Comparison Operators in MySQL and Their Behavior with NULL
Comparison operators in MySQL are used to compare two values and return TRUE (1), FALSE (0), or NULL (unknown). When NULL values are involved, comparisons behave differently because NULL represents an unknown value.
= (equal to)
!= or <> (not equal to)
> (greater than)
< (less than)
>= (greater or equal)
<= (less or equal)
BETWEEN
IN / NOT IN
LIKE
Normally, comparison operators return TRUE or FALSE — except when NULL is involved.
Any comparison with NULL returns NULL (unknown).
This includes expressions like: 5 = NULL, NULL <> 10, NULL > 0.
Even NULL = NULL returns NULL (because NULL means unknown, so two unknowns cannot be equal).
<=> is MySQL's NULL-safe comparison operator.
Returns 1 if both values are equal — including when both are NULL.
Returns 0 otherwise.
IN ignores NULL values in the list.
NOT IN returns NULL if the list contains a NULL — causing unexpected results.
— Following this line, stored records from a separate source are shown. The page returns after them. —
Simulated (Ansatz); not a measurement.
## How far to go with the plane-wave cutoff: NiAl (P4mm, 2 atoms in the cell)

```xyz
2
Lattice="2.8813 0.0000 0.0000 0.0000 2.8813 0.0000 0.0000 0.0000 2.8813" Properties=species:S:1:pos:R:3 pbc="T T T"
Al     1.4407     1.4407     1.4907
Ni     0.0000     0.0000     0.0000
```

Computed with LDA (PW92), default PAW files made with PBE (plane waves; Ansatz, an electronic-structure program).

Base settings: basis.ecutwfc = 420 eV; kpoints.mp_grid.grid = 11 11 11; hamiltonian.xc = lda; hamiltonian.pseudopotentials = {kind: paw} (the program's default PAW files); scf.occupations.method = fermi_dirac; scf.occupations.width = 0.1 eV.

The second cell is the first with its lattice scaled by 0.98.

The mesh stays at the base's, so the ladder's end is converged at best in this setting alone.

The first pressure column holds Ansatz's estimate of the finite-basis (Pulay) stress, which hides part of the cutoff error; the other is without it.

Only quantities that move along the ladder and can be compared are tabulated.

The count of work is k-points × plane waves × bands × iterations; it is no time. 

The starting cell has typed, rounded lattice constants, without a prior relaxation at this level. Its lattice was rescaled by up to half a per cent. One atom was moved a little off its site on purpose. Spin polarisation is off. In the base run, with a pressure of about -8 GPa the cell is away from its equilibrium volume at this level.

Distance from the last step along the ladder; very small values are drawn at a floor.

NULL means unknown, so comparisons involving NULL result in NULL.
Use <=> for NULL-safe comparisons.
Beware of NULL inside NOT IN — it can make the whole condition NULL.
NULL does not behave like 0 or empty string.
In summary: MySQL's comparison operators work normally unless NULL is present. When NULL appears, the result becomes NULL unless you use the NULL-safe operator <=>.